The baddie of the news media industry. The beginning of the end for quality journalism. We’ve heard it all before. We know all the stories. But is it really all that bad?
Infotainment, the rebellious child of ‘information’ and ‘entertainment’, has caused widespread concern and consternation among the traditional news media. Expanding choice is arguably central to the rise of infotainment. With the rise of new technologies and digital channels, audiences are increasingly spoilt for choice in deciding what types of media to consume from which sources. With so many options, news providers are feeling the pressure to produce content that is competitively appealing. Stories are increasingly selected for their entertainment value, bringing about a rise of sensationalism and celebrity, drama and crime, graphics, special effects and multimedia productions. Stories are no longer the bland and tasteless ‘greens’ once force-fed to audiences over the 6 o’clock news.
News consumption spans all hours of the day across all imaginable media. While traditional channels still exist (television, radio, and newspapers), news media is diversifying in almost every way possible. Audiences can consume and produce news media simultaneously (Buzzfeed, for example). They can watch live TV updates, while reading the latest tweets and listening to public opinion on talkback radio. They can do all three online. They can be informed while simultaneously being entertained.
And it’s exciting. It’s liberating. It is empowering audiences to determine exactly when and where and what they are consuming. But is it necessarily a good thing?
Critics argue that infotainment represents a fall in quality journalism, the end of socially responsible news production. One might point to American news broadcasters for an example of where infotainment can go so drastically wrong.
American news channels are owned by a handful of extraordinarily powerful (and rich) conglomerates that are driven by the ‘economic imperative’. Their corporate interests, and by extension those of their advertisers, directly influence the selection of the stories that are covered and the angles from which these stories are told.
Biased commentary has been exposed in modern American news content, particularly in terms of political alignment. Modern media outlets can (and do) try to influence the public on politics; from the obvious who to vote for, to implicit framing around policy issues. While this is not necessarily a new thing - look to British newspapers for example, whose obvious political leanings have existed since their establishment in the 1800s - issues arise when these biases are masked or when falsehoods are presented as truth.
The Pipa Knowledge Networks Poll in 2003 reveals that Fox News audiences held markedly distorted views of the reality of the situation in Iraq. A significant 67% of Fox viewers, compared to 16% of Public Broadcasting and National Public Radio audiences, believed the United States had found links between Iraq’s Saddam Hussein and Al-Qaeda (an assumption proven to be incorrect).

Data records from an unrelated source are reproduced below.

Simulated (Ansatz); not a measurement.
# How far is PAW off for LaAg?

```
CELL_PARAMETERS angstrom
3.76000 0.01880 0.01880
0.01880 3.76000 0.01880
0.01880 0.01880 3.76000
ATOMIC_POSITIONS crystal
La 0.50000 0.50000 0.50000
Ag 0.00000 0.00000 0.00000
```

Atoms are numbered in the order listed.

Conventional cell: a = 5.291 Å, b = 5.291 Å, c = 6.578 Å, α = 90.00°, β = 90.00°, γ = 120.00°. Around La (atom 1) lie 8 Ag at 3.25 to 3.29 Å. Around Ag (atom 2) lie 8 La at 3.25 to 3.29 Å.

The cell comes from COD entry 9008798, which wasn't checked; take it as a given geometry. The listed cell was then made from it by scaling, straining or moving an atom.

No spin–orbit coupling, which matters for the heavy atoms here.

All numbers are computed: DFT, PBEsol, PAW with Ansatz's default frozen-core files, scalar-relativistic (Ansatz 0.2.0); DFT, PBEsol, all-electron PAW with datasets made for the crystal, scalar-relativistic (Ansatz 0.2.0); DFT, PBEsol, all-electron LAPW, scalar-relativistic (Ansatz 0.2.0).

Such findings revealed that the more likely a person was to watch Fox news, the more likely they were to hold inaccurate beliefs about the political situation between Iraq and America.
These assumptions stem from the news production process, and the way in which this process is shaped and determined by powerful private bodies, whose corporate functions result in news content that is often anything but ‘fair and balanced’.
The New Zealand media has generally attempted to maintain its neutrality, though corporate ownership is becoming increasingly concentrated, and advertisers more scarce and thus arguably more powerful. There are a number of risks.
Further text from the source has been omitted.